On or about October 23, 2009, Plaintiff gave Ganesh Totaram, also a maintenance supervisor, the roster with the Nazi symbols. (Def. 56.1 ¶ 4.) Totaram told Plaintiff that he would submit the roster to management. (Id. at ¶ 5.) According to MTA Bus, both Totaram and Plaintiff altered the roster sheet, changing the header to delete Plaintiff's handwriting from the document. (Id. at ¶ 6; Efron Decl Ex. B (Totaram Dep. 15:14--16:17).)*fn1 According to Plaintiff, only Totaram altered the document. (Pl. 56.1 ¶¶ 5, 15.) Both Parties agree that after the document was altered, Totaram placed the altered roster in an envelope and submitted it to Robert Bruno, General Superintendent for Maintenance at the College Point depot. (Def. 56.1 ¶ 7.) Bruno brought the document to the attention of Robert Picarelli, MTA Bus's Chief Officer of Operation Improvement and Internal Studies. (Id. at ¶ 8.)

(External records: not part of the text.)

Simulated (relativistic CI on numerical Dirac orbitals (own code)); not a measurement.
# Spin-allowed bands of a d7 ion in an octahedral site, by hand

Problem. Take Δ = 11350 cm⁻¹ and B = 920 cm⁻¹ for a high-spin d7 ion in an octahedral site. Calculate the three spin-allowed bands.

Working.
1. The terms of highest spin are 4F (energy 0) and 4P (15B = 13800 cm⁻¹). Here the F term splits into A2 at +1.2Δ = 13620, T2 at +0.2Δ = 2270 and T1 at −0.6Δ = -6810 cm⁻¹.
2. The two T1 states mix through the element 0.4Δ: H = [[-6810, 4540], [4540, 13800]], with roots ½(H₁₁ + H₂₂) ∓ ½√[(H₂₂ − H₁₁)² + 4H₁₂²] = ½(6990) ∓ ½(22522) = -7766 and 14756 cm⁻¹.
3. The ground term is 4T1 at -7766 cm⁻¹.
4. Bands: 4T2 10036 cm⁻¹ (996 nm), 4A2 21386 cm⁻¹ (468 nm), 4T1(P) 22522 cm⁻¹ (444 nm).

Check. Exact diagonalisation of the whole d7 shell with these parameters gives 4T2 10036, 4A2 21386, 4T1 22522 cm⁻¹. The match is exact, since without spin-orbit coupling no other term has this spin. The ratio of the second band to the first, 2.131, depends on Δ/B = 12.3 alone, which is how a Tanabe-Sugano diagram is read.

On October 29, 2009, Picarelli went to College Point depot to investigate the roster. (Id. at ¶ 9.) During the investigation, Picarelli interviewed Totaram. (Id. at ¶ 10.) After the Totaram interview, Plaintiff was interviewed and initially stated that the roster had been found during his preceding shift. (Id. at ¶ 11.) Plaintiff was shown the altered roster and stated that the roster was the one that he found. (Id. at ¶ 12.) A short time later, Plaintiff overheard Picarelli and Bruno commenting that the bus numbers on the roster did not correspond with the buses actually assigned at that time to the College Point depot. (Id. at ¶ 13.) Plaintiff then informed Picarelli that the version of the roster in Picarelli's possession was not the original and gave him the original version with the word "Rims" in Plaintiff's handwriting. (Id. at ¶ 14.) Plaintiff also told Picarelli that he had previously given the document to Miller in 2008, who failed to take action. (Pl. 56.1 ¶¶ 44--46; Def's Reply Br. 6.)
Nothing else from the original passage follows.